Opinion: Lyft expansion: Good for the sharing economy, bad for everyone else
Lyft, the ride-sharing service known for the pink furry mustache on its drivers’ cars, is growing. The company expanded into 24 mid-size cities across the country Thursday. It’s great news for the sharing economy. But should we really be celebrating a system that is, in effect, a Band-Aid solution for unemployment and those people struggling financially in post-recession America?

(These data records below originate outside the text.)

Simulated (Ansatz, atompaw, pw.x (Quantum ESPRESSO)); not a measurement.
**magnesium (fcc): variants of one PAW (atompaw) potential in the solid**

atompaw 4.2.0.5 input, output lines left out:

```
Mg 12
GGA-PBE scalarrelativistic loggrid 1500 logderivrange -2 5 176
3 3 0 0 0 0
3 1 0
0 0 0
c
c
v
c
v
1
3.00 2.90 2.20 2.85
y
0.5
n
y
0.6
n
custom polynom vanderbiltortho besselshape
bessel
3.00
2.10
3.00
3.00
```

I’m not necessarily opposed to the sharing economy, though I did have a frightening Uber experience with a speeding, texting driver, and personally I’d rather stay in a hotel over an Airbnb home rental, which kind of creeps me out. As Jeremy Rifkin recently wrote in our Op-Ed pages, it’s a “winning economic model” that “will change the course of economic history.”
Using Airbnb as an example, Rifkin attributed the success of sharing services to “near zero marginal cost,” a new phenomenon he says that allows companies to expand without much of a financial investment. “For a traditional hotel chain to add another room to its inventory, the room must be built or acquired, at a significant cost. Airbnb can add another room to its inventory at almost no cost, since its website is already up and running,” he explained.
And for people who have homes to share and rides to give, it allows them to make money during downtime. “Why let your car sit idle in the driveway when you can turn it into a cash machine?” asked Mickey Rapkin in his amusing GQ story, “Uber Cab Confessions.”
The sharing economy may also change how we connect with people -- for the better. As Wired’s Jason Tanz writes: “We are entrusting complete strangers with our most valuable possessions, our personal experiences -- and our very lives. In the process, we are entering a new era of Internet-enabled intimacy.”
Of course, there’s a list of cons too. Among them: It’s bound to hurt the already established industries. Even nonprofit bike sharing puts a dent in bicycle sales.
And what about the workers? Do they really want to be ride-share drivers? People are doing it because they’re desperate. As Daily Intelligencer’s Kevin Roose so perfectly argues:
“A huge precondition for the sharing economy has been a depressed labor market, in which lots of people are trying to fill holes in their income by monetizing their stuff and their labor in creative ways. In many cases, people join the sharing economy because they’ve recently lost a full-time job and are piecing together income from several part-time gigs to replace it. In a few cases, it’s because the pricing structure of the sharing economy made their old jobs less profitable. (Like full-time taxi drivers who have switched to Lyft or Uber.) In almost every case, what compels people to open up their homes and cars to complete strangers is money, not trust.”